19 May, 22 July 2003
Angel, Mildren & Riley JJ
[2003] NTCCA 6

The appellant pleaded guilty in the Supreme Court to one count of doing a dangerous act accompanied by the circumstances of aggravation that (i) he thereby caused the death of another and (ii) that at the time of the offending he was under the influence of alcohol. The maximum penalty for the offence is 14 years imprisonment. The appellant was sentenced to imprisonment for 9 years. A non-parole period of five years was fixed.

The appellant was granted leave to appeal against sentence on 18 January 2002 on the grounds that (i) the sentence was manifestly excessive, (ii) that it was manifestly disparate to the general pattern of sentences and (iii) that by reason of new or fresh evidence which had arisen since the imposition of the sentence, the sentence imposed was manifestly excessive.

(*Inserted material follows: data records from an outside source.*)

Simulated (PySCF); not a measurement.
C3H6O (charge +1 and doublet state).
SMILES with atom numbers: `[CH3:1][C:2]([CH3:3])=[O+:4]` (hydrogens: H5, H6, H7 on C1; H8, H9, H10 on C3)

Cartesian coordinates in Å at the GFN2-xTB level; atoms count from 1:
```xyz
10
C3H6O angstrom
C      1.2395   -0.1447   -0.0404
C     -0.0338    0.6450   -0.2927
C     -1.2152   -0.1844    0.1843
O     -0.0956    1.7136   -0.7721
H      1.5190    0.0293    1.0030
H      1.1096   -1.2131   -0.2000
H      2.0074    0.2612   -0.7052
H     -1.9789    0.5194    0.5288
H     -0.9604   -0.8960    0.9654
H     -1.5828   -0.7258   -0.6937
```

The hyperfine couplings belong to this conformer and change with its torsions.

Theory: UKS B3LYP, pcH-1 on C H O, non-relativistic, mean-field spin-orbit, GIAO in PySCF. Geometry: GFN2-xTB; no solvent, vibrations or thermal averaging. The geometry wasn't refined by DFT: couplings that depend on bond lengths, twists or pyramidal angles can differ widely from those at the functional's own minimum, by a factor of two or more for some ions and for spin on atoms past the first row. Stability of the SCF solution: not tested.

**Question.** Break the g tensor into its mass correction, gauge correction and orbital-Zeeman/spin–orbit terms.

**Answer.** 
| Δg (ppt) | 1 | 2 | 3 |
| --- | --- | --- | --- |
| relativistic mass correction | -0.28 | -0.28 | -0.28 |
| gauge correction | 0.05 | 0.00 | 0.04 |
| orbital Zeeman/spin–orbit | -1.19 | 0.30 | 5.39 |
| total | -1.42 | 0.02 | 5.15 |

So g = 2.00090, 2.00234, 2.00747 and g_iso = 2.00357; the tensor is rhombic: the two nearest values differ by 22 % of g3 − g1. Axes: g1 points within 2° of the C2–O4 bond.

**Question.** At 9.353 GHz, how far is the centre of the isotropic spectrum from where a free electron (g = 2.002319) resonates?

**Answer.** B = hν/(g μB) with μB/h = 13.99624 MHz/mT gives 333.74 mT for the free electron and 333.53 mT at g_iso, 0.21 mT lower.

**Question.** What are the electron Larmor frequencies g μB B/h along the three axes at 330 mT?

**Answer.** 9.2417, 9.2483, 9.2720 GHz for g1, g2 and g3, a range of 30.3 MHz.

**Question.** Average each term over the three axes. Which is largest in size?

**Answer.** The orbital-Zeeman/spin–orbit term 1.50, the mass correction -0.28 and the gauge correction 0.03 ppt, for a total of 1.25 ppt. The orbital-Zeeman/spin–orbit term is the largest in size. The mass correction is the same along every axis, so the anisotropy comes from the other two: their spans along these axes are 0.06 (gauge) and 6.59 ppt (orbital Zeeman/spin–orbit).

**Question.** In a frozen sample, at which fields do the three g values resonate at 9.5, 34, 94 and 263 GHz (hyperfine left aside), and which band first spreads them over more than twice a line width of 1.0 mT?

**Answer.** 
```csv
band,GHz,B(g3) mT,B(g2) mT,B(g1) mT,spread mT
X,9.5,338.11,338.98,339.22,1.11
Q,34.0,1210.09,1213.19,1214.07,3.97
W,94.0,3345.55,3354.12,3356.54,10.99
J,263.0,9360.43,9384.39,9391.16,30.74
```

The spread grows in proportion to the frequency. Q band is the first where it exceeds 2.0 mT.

The deceased and the appellant knew each other. Several weeks prior to the death of the deceased, the appellant’s young daughters informed the appellant that the deceased had exposed himself to them The appellant decided that informing the police would not achieve anything and decided to deal with the matter himself. On the day of the offence the appellant together with two companions spent the afternoon drinking beer. They then decided to locate the deceased and teach him a lesson. After driving to the rural area and making inquiries of several people they located the deceased at his residence. The appellant chased the deceased, caught him and proceeded to punch and kick him. He told the deceased to leave the Territory. The deceased sustained extensive injuries to the head and body. He died from a heart attack brought on by the stress of the severe and substantial assault. When spoken to by police the appellant made partial admissions. He said he committed the assault by himself. At the hearing he acknowledged the presence of one person in the vehicle by name but declined to identify the other.

Almost seven months after the appellant was sentenced, he revealed to police the identity of the third person, R, who accompanied him and described the role of R in the assault. R was subsequently tried and sentenced. The appellant gave evidence against R at R’s trial. On appeal, the appellant argued this assistance shed new light upon matters considered by the trial judge in mitigation of penalty, namely, that his prospects of rehabilitation were limited as were his feelings of remorse and his acceptance of moral culpability.

The court of appeal unanimously dismissed the appeal holding that

1. The sentence was not manifestly excessive because the infliction of vigilante type vengeance brought the matter within the worst category of offending of its kind. Further, such activity must be suppressed and calls for a serious reaction from any court anxious to preserve the rule of law. General and specific deterrence were significant matters for consideration in the sentencing process. The sentence imposed was appropriate.

2. An offence against s.154 of the Criminal Code (doing a dangerous act) covers a wide range of conduct and, like manslaughter, allows no statistical range. As the sentences imposed in other cases referred to by the appellant were not truly comparative, it could not be demonstrated that the sentence imposed was manifestly disparate to the general pattern for sentences imposed in relation to s.154(4) of the Criminal Code.

3. The evidence sought to be adduced on the hearing of the appeal by the appellant was not fresh or new evidence and would be rejected. The appellant’s post-sentencing decision to assist the prosecuting authorities and disclose matters which he was aware of at the time of sentence did not show the true significance of facts which were in existence at the time of sentence, did not throw new light upon his involvement in the offence, did not minimise his involvement in the offence and did not shed light upon the extent of his remorse or his prospects of rehabilitation at the time of sentencing. The court observed that if assistance to the prosecuting authorities is provided after the sentencing exercise is complete and does not throw light upon circumstances which existed at the time of sentence, then it is a matter for consideration by the Executive in the exercise of the prerogative of mercy, not by an appellate court.